Struct RadersAlgorithm

pub struct RadersAlgorithm<T> { /* private fields */ }

Implementation of Rader’s Algorithm

This algorithm computes a prime-sized FFT in O(nlogn) time. It does this by converting this size-N FFT into a size-(N - 1) FFT, which is guaranteed to be composite.

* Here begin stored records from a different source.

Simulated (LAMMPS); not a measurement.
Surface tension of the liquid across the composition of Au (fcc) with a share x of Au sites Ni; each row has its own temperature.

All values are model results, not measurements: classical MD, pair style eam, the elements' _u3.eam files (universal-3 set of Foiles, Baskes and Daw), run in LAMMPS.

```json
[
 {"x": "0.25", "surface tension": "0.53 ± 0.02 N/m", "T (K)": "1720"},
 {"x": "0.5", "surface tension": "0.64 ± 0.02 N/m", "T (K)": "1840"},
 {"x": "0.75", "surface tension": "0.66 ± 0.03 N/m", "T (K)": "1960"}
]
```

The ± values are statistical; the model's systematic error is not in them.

The worst case for this algorithm is when (N - 1) is 2 * prime, resulting in a Cunningham Chain

// Computes a forward FFT of size 1201 (prime number), using Rader's Algorithm
use rustfft::algorithm::RadersAlgorithm;
use rustfft::{Fft, FftPlanner};
use rustfft::num_complex::Complex;

let mut buffer = vec![Complex{ re: 0.0f32, im: 0.0f32 }; 1201];

// plan a FFT of size n - 1 = 1200
let mut planner = FftPlanner::new();
let inner_fft = planner.plan_fft_forward(1200);

let fft = RadersAlgorithm::new(inner_fft);
fft.process(&mut buffer);

Rader’s Algorithm is relatively expensive compared to other FFT algorithms. Benchmarking shows that it is up to an order of magnitude slower than similar composite sizes. In the example size above of 1201, benchmarking shows that it takes 2.5x more time to compute than a FFT of size 1200.

Implementations

impl<T: FftNum> RadersAlgorithm<T>

pub fn new(inner_fft: Arc<dyn Fft<T>>) -> Self

Creates a FFT instance which will process inputs/outputs of size inner_fft.len() + 1.

Note that this constructor is quite expensive to run; This algorithm must compute a FFT using inner_fft within the constructor. This further underlines the fact that Rader’s Algorithm is more expensive to run than other FFT algorithms

Panics

Panics if inner_fft.len() + 1 is not a prime number.

Trait Implementations

impl<T: FftNum> Direction for RadersAlgorithm<T>

fn fft_direction(&self) -> FftDirection

Returns FftDirection::Forward if this instance computes forward FFTs, or FftDirection::Inverse for inverse FFTs

impl<T: FftNum> Fft<T> for RadersAlgorithm<T>

fn process_outofplace_with_scratch( &self, input: &mut [Complex<T>], output: &mut [Complex<T>], scratch: &mut [Complex<T>], )

Divides input and output into chunks of size self.len(), and computes a FFT on each chunk.

fn process_with_scratch( &self, buffer: &mut [Complex<T>], scratch: &mut [Complex<T>], )

Divides buffer into chunks of size self.len(), and computes a FFT on each chunk.

fn get_inplace_scratch_len(&self) -> usize

Returns the size of the scratch buffer required by process_with_scratch

fn get_outofplace_scratch_len(&self) -> usize

Returns the size of the scratch buffer required by process_outofplace_with_scratch

fn process(&self, buffer: &mut [Complex<T>])

Computes a FFT in-place.

impl<T: FftNum> Length for RadersAlgorithm<T>

fn len(&self) -> usize

The FFT size that this algorithm can process